A FRESH plan to build a bigger extension on an ‘ugly’ home has been put forward.
Councillors approved a plan to build an extension to add an extra room to an existing five-bed house of multiple occupation (HMO) in Martley Road earlier this year.
But landlord Bidsid has now gone back to Worcester City Council with a new plan to build an extra bedroom by adding another storey to the designs approved in August.
The council’s planning committee did give the green light to a ground-floor extension despite labelling the house of multiple occupation (HMO) “absolutely monstrous, hideous and ugly.”
Some concerns were also raised about off-street parking by neighbours in Fern Road but the county council’s highways department said the three spaces provided were in line with its requirements.
Highways officers said the new plans would need to include four parking space for them to be acceptable – but the application by Bidsid only proposes three.
The then four-bed home on the corner of Martley Road and Fern Road was converted into a five-bed HMO in 2019 before another plan to add another two bedrooms was put forward and eventually withdrawn in May this year.
Speaking at a meeting of the city council’s planning committee in the Guildhall on August 25, Cllr Owen Cleary said: “I just want to go on record to say that I think is absolutely monstrous and hideous but I’m not sure we can actually refuse it.”
Planning vice chair Cllr Pat Agar agreed saying: “I think a lot of us think it looks pretty ugly. I don’t think we can refuse it because we think it’s ugly, but it certainly is ugly.”

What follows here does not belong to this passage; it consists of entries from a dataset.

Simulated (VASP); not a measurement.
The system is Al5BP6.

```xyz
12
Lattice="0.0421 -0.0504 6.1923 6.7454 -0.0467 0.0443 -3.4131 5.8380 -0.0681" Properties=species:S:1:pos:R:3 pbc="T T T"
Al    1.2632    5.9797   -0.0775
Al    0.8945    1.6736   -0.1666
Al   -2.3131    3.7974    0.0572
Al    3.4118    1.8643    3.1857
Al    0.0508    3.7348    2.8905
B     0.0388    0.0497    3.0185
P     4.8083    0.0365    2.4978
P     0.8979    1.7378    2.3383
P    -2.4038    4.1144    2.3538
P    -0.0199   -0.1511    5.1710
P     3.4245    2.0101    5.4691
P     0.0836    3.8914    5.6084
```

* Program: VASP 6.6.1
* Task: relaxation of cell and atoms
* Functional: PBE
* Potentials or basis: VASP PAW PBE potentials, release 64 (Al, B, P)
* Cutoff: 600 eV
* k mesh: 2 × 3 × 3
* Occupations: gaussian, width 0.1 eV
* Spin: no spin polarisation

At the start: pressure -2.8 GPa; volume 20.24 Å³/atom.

Despite the disdain for the design, councillors said they could not find a resign to reject the application with planning chair Cllr Chris Mitchell begrudgingly admitting it was ‘probably an improvement.’
“I would love to find loads of reasons to object to an HMO but in this instance, if anyone remembers what that property looked like three or four years ago before it was developed, it was in an awful condition,” Cllr Mitchell said.
“There were some objections then from residents but they seem to have been minimised now.”